Think Drifting is Boring? Watch This!

4wd INDY CAR

REMEMBER THIS ?
Sorry , couldn’t get the image to load . It was a photo of Andy Granatelli’s turbine engine indy car . Some folks didn’t know that the car was 4WD.

I disagree, but you may be right.

To me, simplicity + low cost = a field of cars.

And the reverse is also true.

I read recently that the current generation prefers their freakin’ phones to cars, period, so…we are appealing to them at our (actually your) expense?!

I also read an article featuring “The Snake” Prudhomme and his take was that drag racing has levelled off as well as all other forms of racing as a “niche sport”.

You can see the same trend in everything from slot cars to go carts.

Today’s youth ain’t the “Route 66” generation, and that is simply…that, IMO.

Rather than pander, let’s polish our own deal and they can come, or not.

[QUOTE=scottgarrity07;154401]I know we’re drifting off topic here (pun intended) but using the Circle Track model of using a stock port injected ecu motor to CUT costs of Super Late racing while modernizing it could lure a younger crowd back to our sport while making it healthier.

Here’s the concept: Maintain the chassis rules, ditch the ABC bodies and require ANY Stock body no older than 5-10 years modified with any ground effects you like, but no chopping down. Find a way for one manufacturer to develop an ECU that eliminates the techman’s headache of traction control (like F1 did). Then allow any engine configuration, granted that it chassis dynos at no more than say 600 hp and is stock based. It would allow innovation without an unfair advantage. Consider it a Modernized Outlaw Super Late. Puts the Stock back in Stock Car racing too. A pipe dream? Maybe, but if we continue to ignore progress we will become dinosaurs left behind. The modern Super Late Model motor has become this super expensive piece that is made more and more fragile (lighter internals and tighter clearances) to achieve more power. Expensive and Fragile is a bad combination. Cap the HP at a certain # and letting people get there how they see fit would save a ton of $. I wish someone like NASCAR (who would have the power to implement this) would jumpstart a project like this. Problem is Brian France cares more about counting and maintaining his family’s billions and NASCAR gave up on being the caretaker of weekly short track racing when his father died. One can dream tho…[/QUOTE]
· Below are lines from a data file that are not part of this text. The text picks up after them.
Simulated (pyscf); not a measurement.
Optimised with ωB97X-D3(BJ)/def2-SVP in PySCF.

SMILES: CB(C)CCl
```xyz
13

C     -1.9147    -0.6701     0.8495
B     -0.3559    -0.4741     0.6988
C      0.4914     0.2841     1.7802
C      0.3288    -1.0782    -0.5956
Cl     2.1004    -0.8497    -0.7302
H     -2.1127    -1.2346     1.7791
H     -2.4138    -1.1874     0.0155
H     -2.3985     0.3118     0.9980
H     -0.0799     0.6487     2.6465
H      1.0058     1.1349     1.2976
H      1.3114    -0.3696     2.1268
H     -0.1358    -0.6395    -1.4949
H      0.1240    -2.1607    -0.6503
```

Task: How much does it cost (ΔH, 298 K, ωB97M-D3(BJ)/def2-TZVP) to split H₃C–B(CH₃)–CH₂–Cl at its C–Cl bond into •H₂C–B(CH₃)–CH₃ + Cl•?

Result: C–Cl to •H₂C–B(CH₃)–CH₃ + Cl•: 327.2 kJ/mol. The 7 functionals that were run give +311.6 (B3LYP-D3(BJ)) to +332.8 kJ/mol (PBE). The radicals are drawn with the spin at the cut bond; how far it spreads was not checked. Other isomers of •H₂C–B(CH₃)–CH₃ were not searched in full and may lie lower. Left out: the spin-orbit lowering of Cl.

Excellent idea. I like the idea of any engine configuration. It would be interesting to open the racing up to front drive, rear drive, and even all wheel drive. NASCAR is busy positioning themselves for the death of racing by building new facilities that are football friendly, so i wouldn’t look to them for any help at all.
Say…don’t you own a Pro Late? Take that body off, put on an import or small domestic body, throw in a computerized injected engine combination ( i’d recommend a turbo 4 or V-6, let’s see how it compares to a current V-8 ) and let’s get this show on the road. It’s going to take one person to be a groundbreaker.

“Say [Scott]…don’t you own a Pro Late? Take that body off, put on an import or small domestic body, throw in a computerized injected engine combination ( i’d recommend a turbo 4 or V-6, let’s see how it compares to a current V-8 ) and let’s get this show on the road. It’s going to take one person to be a groundbreaker.”–Matt

Or drop the car off the jack on your favorite personal body part. :anim_pound:

Faster and cheaper.

(no offense intended, Mr Albee)

Scott, I really like your idea about the injected LS motor in Super Lates. I even like that CT525 GM crate for them. I would probably get another Super if they did something like that, but the current engine rules are just way too costly for the average racer.

Hey Joe, I wish that was my idea! It was originally done in that circle track article with Dalton Zehr. The car ran competitive with the Super Lates at NSS. My friends at Marsh Racing will be fielding a K & N car for Dalton at NSS on 2/15. I’ll ask him what happened to the car. I do know that the 525 crate is being used in the Nesmith Dirt Late Model Series. They come to East Bay for a week soon too.

And Matt, I have a Sportsman but if I put the import motor and body on it then I’d probably end up like a drifter. Racing against no one! Probably be only legal for drifting too! Nah, I’m just gonna buy me a trusty new crate and run Desoto and New Smyrna this year. My last crate lasted 5 yrs until it gave me trouble. A lot of bang for the $3200 bucks!